[jira] [Updated] (SPARK-47320) Datasets involving self joins behave in an inconsistent and unintuitive manner

Asif (Jira) Fri, 08 Mar 2024 15:38:04 -0800


     [ 
https://issues.apache.org/jira/browse/SPARK-47320?page=com.atlassian.jira.plugin.system.issuetabpanels:all-tabpanel
 ]


Asif updated SPARK-47320:
-------------------------
    Description: 
The behaviour of Datasets involving self joins behave in an unintuitive manner 
in terms when AnalysisException is thrown due to ambiguity and when it works.

Found situations where join order swapping causes query to throw Ambiguity 
related exceptions which otherwise passes.  Some of the Datasets which from 
user perspective are un-ambiguous will result in Analysis Exception getting 
thrown.

After testing and fixing a bug , I think the issue lies in inconsistency in 
determining what constitutes ambiguous and what is un-ambiguous.
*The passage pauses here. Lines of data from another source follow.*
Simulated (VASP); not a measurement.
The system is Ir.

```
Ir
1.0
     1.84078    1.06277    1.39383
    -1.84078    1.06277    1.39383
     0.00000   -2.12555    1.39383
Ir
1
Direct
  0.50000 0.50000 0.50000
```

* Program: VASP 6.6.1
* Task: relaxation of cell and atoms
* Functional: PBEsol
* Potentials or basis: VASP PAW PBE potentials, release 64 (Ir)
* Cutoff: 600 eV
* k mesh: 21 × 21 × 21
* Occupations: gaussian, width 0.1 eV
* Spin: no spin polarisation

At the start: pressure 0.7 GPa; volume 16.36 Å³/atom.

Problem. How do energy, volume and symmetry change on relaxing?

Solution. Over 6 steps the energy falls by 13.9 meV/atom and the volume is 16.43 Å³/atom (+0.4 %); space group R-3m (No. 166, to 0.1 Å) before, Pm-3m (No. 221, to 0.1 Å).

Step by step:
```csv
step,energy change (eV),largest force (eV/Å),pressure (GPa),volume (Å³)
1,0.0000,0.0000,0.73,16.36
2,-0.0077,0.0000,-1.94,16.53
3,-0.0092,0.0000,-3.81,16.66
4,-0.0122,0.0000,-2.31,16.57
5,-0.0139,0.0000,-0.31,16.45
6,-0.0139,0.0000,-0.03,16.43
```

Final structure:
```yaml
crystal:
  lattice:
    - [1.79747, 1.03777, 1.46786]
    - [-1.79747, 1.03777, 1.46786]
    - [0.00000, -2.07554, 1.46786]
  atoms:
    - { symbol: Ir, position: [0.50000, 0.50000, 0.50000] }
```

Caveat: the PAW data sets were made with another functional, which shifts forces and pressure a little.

There are two ways to look at resolution regarding ambiguity

1) ExprId of attributes : This is unintuitive approach as spark users do not 
bother with the ExprIds

2) Column Extraction from the Dataset using df(col) api : Which is the user 
visible/understandable Point of View.  So determining ambiguity should be based 
on this. What is Logically unambiguous from users perspective ( assuming its is 
logically correct) , should also be the basis of spark product, to decide on 
un-ambiguity.

For Example:
{quote} 
 val df1 = Seq((1, 2)).toDF("a", "b")
  val df2 = Seq((1, 2)).toDF("aa", "bb")
  val df1Joindf2 = df1.join(df2, df1("a") === df2("aa")).select(df1("a"),
    df2("aa"), df1("b"))
  val df3 = df1Joindf2.join(df1, df1Joindf2("aa") === df1("a")).select(df1("a"))
{quote}

The above code from perspective #1 should throw ambiguity exception, because 
the join condition and projection of df3 dataframe, has df1("a)  which has 
exprId which matches both df1Joindf2 and df1.

But if we look is from perspective of Dataset used to get column,  which is the 
intent of the user,  the expectation is that df1("a) should be resolved to 
Dataset df1 being joined, and not 
df1Joindf2.  If user intended "a" from df1Joindf2, then would have used 
df1Joindf2("a")

So In this case , current spark throws Exception as it is using resolution 
based on # 1

But the below Dataframe by the above logic, should also throw Ambiguity 
Exception but it passes
{quote}
val df1 = Seq((1, 2)).toDF("a", "b")
val df2 = Seq((1, 2)).toDF("aa", "bb")
val df1Joindf2 = df1.join(df2, df1("a") === df2("aa")).select(df1("a"),
  df2("aa"), df1("b"))

df1Joindf2.join(df1, df1Joindf2("a") === df1("a"))
{quote}

The difference in the 2 cases is that in the first case , select is present.
But in the 2nd query, select is not there.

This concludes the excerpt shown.